Saturday, November 15, 2014

"Who Do You Serve?" ~ God

“Who do you serve?” That simple question, I’m sure, changed my life the day I heard it. Or maybe it’s the fact that I actually heard it…I mean, really heard it.

While I was visiting my parent’s rental house recently (aka the-rental-house-from-down-under-and-I-don’t-mean-Australia), I heard a sound coming through the walls that sounded like running water. I wouldn’t have thought twice about it, but it’s the same sound I heard the last time I was there…and it never stopped…for hours! I brought my parents in the room, “You hear it?” They did. “It’s probably the washing machine.” Washing machine’s not on. “It’s probably the sprinkler.” Sprinkler’s not on. I found myself turning everything off, closing the door, shoving my ear to the wall…whatever it took to hear the source of this sound. I could hear the sound. I just couldn’t hear it clearly because of all the distractions.

There have been times in my life I just didn’t feel like serving. The timing wasn’t right for me. The “ask” was just not from the person I felt like serving. The situation was just so out of order, I didn’t want to enable anyone through codependency. There were times I didn’t want to serve just to prove a point.

I found myself asking many questions when faced with the opportunity to serve the day He asked the question. I was getting caught up in the “who” and the “what” and the “when” of it all. And then God asked, “Who do you serve?”

When I turned off all the outside “noise” I had to ask myself:

  • If I serve God, does it matter who asks me to do it?

  • If I serve God, does it matter what I get from it?

  • If I serve God, does it matter when “a point” is proven?


It’s like I had my ear to the wall and could clearly hear my God remind me that these questions in my head (aka noise) were not about serving Him. These questions were about serving myself and/or others. And that’s not how I want to lead my life. I want to serve God.

When I choose to serve God by serving others, I know:

  • If I serve God, I’m serving Him, and not the person asking me to do it. It doesn't matter how the person responds to the service.

  • If I serve God, I already know His promise is to abundantly bless those who bless others. It doesn’t matter what the person I’m serving does, or does not, do for me.
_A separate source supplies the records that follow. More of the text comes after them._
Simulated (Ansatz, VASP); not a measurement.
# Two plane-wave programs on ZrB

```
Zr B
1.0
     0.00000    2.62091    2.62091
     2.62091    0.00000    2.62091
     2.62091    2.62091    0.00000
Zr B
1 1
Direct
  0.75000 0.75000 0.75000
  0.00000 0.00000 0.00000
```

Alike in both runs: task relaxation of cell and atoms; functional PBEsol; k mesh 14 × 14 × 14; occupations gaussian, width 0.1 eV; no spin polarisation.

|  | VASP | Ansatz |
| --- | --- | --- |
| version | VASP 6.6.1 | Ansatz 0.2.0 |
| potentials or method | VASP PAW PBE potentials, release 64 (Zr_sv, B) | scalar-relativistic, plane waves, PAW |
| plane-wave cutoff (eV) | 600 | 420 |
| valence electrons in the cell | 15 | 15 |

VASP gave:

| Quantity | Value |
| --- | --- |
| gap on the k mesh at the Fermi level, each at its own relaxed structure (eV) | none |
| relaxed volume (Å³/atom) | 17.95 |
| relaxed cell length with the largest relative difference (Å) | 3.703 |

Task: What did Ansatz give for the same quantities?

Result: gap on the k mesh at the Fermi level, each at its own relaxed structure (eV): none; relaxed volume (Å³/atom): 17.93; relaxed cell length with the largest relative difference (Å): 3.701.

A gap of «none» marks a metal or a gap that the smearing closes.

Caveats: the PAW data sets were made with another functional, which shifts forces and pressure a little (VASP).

  • If I serve God, I’m serving Him, not trying to prove a point by withholding service. That's manipulation over a person and/or not trusting God in the situation. I can leave justice to Him.


It really is that easy. Next time you are put in a position to serve someone, put your ear to the wall. Once you shut out the noise, the answer is pretty clear to the question God is asking.

Tuesday, September 2, 2014

Freedom From Want


I put another national holiday behind me. They seem to sneak up with no warning sometimes. I’m not sure why I don’t see them coming. That moment I realize I didn’t make plans that involved any type of human interaction. That moment I realize I wasn’t invited to a table to just ‘be’ with others. I was productive. But I was without community. And it left me feeling…yeah…I’d say it had left me just “feeling."

In an attempt to figure out what I was “feeling” I came across a Norman Rockwell picture entitled “Freedom From Want” (pictured above). If you don’t know the name Norman Rockwell, you probably just don’t realize you do. He was a very popular American artist whose work has graced many magazine covers, has probably been replicated a bazillion times and is best known for his depiction of American culture. His piece “Freedom from Want” was done after US President Franklin Roosevelt delivered his state of the union address known as the “Four Freedoms” speech. Freedom from want was described as the basic right to an adequate standard of living including food, clothing, housing and healthcare.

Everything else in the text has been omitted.